Natural gas production boom was a bust for Appalachia, report urges economic transition
From an Article by Mike Tony, Charleston Gazette Mail, July 21, 2021
Appalachia’s natural gas boom turned out to be an economic bust that local and state officials can rebound from if they embrace the rising clean energy economy.
That’s the bottom line of two bottom-line-focused reports released Tuesday by nonprofit think tank Ohio River Valley Institute making an economic case for transitioning away from fossil fuels, especially natural gas development that has failed to convert production into prosperity.
“We know that the Appalachian natural gas boom hasn’t just failed to deliver growth and jobs and prosperity so far. We now know that it’s structurally incapable of doing so,” Ohio River Valley Institute senior researcher Sean O’Leary contended during a webinar on the reports Tuesday. “[That] means that a lot of economic development strategies in the region need to be rethought.”
The Ohio River Valley Institute’s analysis focuses on changes in income, jobs, population and gross domestic product — the total market value of goods and services produced — in 22 counties in West Virginia, Ohio and Pennsylvania from 2008 to 2019 that suggest a rise natural gas production in that span did little to lift up the economies in those counties.
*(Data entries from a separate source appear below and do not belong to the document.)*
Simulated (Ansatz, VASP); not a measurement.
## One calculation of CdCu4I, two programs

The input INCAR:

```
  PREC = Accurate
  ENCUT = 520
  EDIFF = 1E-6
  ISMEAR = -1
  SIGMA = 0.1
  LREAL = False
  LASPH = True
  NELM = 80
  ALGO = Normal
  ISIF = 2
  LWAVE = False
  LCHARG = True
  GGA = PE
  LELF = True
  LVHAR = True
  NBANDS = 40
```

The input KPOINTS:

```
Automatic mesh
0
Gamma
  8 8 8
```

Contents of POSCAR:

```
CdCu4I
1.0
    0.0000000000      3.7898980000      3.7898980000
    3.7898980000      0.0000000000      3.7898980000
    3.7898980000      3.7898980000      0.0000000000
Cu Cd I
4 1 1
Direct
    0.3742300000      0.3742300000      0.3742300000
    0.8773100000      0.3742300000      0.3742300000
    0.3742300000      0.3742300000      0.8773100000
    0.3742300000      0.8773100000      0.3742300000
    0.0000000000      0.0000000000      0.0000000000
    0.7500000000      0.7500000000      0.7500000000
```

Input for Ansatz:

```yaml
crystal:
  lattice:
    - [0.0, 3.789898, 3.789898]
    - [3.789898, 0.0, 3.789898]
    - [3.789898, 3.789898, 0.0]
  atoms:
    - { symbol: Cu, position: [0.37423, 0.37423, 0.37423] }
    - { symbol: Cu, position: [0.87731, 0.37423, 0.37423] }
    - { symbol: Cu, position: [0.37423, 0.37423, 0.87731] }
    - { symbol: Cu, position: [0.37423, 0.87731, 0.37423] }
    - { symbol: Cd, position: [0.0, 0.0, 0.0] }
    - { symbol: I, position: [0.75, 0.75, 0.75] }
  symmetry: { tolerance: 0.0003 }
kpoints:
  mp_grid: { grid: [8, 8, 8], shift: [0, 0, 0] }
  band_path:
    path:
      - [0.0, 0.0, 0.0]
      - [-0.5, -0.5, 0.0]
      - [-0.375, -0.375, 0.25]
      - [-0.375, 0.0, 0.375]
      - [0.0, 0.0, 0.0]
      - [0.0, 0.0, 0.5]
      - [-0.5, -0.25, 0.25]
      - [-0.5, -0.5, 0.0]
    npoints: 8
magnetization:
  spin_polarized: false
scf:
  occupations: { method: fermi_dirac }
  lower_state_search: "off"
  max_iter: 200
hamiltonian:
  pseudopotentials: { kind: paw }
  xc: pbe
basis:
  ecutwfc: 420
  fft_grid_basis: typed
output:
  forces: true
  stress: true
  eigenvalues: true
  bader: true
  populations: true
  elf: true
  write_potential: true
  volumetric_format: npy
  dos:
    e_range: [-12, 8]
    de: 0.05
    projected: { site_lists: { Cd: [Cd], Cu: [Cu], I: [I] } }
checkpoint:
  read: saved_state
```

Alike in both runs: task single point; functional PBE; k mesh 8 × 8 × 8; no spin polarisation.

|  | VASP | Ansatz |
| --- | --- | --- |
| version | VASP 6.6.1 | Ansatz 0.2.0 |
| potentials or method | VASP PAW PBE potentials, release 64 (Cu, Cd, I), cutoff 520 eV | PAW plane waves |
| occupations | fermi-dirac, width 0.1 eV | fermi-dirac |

One of the reports calls those 22 counties — which include Doddridge, Harrison, Marshall, Ohio, Ritchie, Tyler and Wetzel counties in West Virginia — “Frackalachia” based on the slang term for hydraulic fracturing of deep rock formations to extract natural gas or oil.
Jobs increased in the counties that comprise “Frackalachia” by just 1.6% from 2008 to 2019, 2.3 percentage points behind all West Virginia, Ohio and Pennsylvania counties and 8.3 percentage points below the national average, the report notes.
The report concludes that a dramatic increase in gross domestic product in “Frackalachia” over the same span that came with the natural gas boom didn’t yield economic prosperity because the boom depended heavily on out-of-state workers and service suppliers, yielded less leasing and royalty income for property owners than expected and generated comparatively little income going to employee compensation.
The report find that from 2008 to 2019, when 97% of gross domestic product growth nationally was realized as personal income, that figure was just 21% in the 22 counties across West Virginia, Ohio and Pennsylvania — something that the study attributes to three quarters of growth in those counties taking place in the mining, quarrying, oil and natural gas extraction sector.
“We’re not looking at this from a pro-fracking or anti-fracking perspective or a pro-industry or anti-industry perspective,” O’Leary said. “We’re looking at the fact that the counties are getting a bad deal economically. Whether you’re pro-industry or anti-industry, pro-fracking or anti-fracking, … you look at the numbers, it’s a bad deal.”
The report highlights a recent study from researchers at the University of Akron and Ball State University finding that micropolitan-area counties with higher quality of life experience higher population and employment growth. The study found no “statistically significant relationship between quality of the business environment and growth in micropolitan areas.”
“This finding should come as no surprise to policymakers in many micropolitan and rural regions and states that have premised economic development strategies on providing the best possible business environment — low taxes and minimal regulation — for the natural gas industry only to be disappointed with the result,” states the report authored by O’Leary, fellow Ohio River Valley Institute staff member Ben Hunkler and three University of Washington researchers.
“We have things like the natural resource curse,” said Amanda Weinstein, an associate economics professor at the University of Akron who co-authored the micropolitan-area county study cited in the Ohio River Valley Institute report. “These areas that tend to extract their natural resources tend to do worse … What we’ve seen in the Appalachian area is that they haven’t invested in that quality of life, making sure that as they take out those resources that they’re doing something to maintain their environment and the physical capital, this kind of natural capital that they have in that area.”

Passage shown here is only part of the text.